Wednesday, June 25, 2008

Why Assess with Portfolios?

Why does portfolio grading work? How can it be practiced most effectively, producing the best outcomes for students? I’ve been committed to portfolio grading for many years, deferring all grading till I receive a portfolio—at midterm and again at the end of the semester. Now I am questioning elements of my practice because of generational changes. Today’s students are used to frequent evaluation. How can I reconcile their need to know how they’re doing with the pedagogical benefits I see in deferred grading?

As I have practiced portfolio grading, the portfolio receives a single grade that is an overall assessment of quality + effort. Before grading the portfolio, I have offered plenty of feedback on individual papers, and I’ve implemented self-assessment and peer assessment, along with lots of instruction in what makes writing good.

The rationale for this combination of instruction, peer and instructor feedback, and self-assessment is my belief that students who understand what makes writing good and who participate in assessing their own writing will not get any surprises when they receive the portfolio grade, that they will have realistic expectations of what the grade will be when they hand in the portfolio. They know what is expected of them as writers and they know how well they have achieved the level of expectation. Usually, they know whether they have invested sufficient effort to receive a high grade, and they know how their writing quality compares to the quality of their peers’ writing.

One of the major justifications of this approach is that it keeps students working on their writing right up to the point when the assessment instrument, the portfolio, is turned over for the grade: good students kept working on their writing to make it better, poor students kept working because they were not discouraged by low grades on early efforts, and most students felt less pressure because they had the whole semester to produce that final body of work.

My standards have been reasonably high—that is, simultaneously high and attainable, especially with the revising in response to my copious feedback on individual papers. My goal in giving lots of feedback and requiring lots of revising was to get students to internalize the revising voice—which at first was mine, and later would become part of their own writing knowledge. I was pleased a decade ago when a student told me, “All the time I was drafting, I kept hearing your voice saying, ‘More evidence, more evidence,’ and I put it in.” The student who hears that voice can look at other papers he’s written, as he’s preparing his final portfolio and can see the places where he might put more evidence into them—so that the effort he makes in putting together his final portfolio will result in his receiving a higher grade than he would have received as an average of grades given on each paper as submitted throughout the semester. Perhaps the most important lessons for students from portfolio grading are that writing is never really finished—we just meet deadlines with the best work we can assemble at that point—and that the overall quality of our education in any area may be better represented by the presentation of our best work than by a statistical average of the work turned in at various points during it—because we can slog away at a task over time and then have an epiphany that transforms our insight.

I have long believed that many students reached significant insight and improvement about 2/3 to 3/4 of the way through the semester, when the repetition of specific messages in the feedback they received reached a sort of critical mass, enabling them to significantly revise papers for the final portfolio—rather than insight’s coming in regular increments with each paper they wrote.

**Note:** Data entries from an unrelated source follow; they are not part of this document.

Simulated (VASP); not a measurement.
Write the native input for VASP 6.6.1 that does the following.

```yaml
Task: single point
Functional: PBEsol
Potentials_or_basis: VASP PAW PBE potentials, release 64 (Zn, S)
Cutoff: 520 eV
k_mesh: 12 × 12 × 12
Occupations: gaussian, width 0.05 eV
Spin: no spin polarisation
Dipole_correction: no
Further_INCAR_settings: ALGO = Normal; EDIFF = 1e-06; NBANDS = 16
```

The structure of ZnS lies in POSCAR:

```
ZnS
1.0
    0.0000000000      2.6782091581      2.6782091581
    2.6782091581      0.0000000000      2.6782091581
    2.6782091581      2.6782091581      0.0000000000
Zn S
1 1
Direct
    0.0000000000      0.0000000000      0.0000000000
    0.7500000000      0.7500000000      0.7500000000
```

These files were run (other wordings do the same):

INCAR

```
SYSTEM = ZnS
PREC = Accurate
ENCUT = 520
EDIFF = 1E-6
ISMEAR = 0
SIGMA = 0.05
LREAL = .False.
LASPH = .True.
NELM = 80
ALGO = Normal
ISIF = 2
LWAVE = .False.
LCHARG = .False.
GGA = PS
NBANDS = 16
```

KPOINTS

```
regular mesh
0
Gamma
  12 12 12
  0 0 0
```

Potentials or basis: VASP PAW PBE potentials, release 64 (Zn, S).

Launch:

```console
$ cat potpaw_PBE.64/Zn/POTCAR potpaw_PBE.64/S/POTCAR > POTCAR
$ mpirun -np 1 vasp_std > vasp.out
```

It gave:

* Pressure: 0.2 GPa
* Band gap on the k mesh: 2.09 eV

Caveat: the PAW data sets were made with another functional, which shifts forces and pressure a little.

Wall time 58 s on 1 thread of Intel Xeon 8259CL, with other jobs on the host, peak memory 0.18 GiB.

My dilemma now, in light of the way our students come to us now, expecting frequent evaluation and reassurance is: How can I preserve the advantages of my past practices with portfolios while providing students with the ongoing assessment they need in order to recognize that they are learning something and making progress in my class? This is especially challenging when I teach so many first-semester college students, who come to my classes with high school standards and expectations and little experience in taking charge of their education.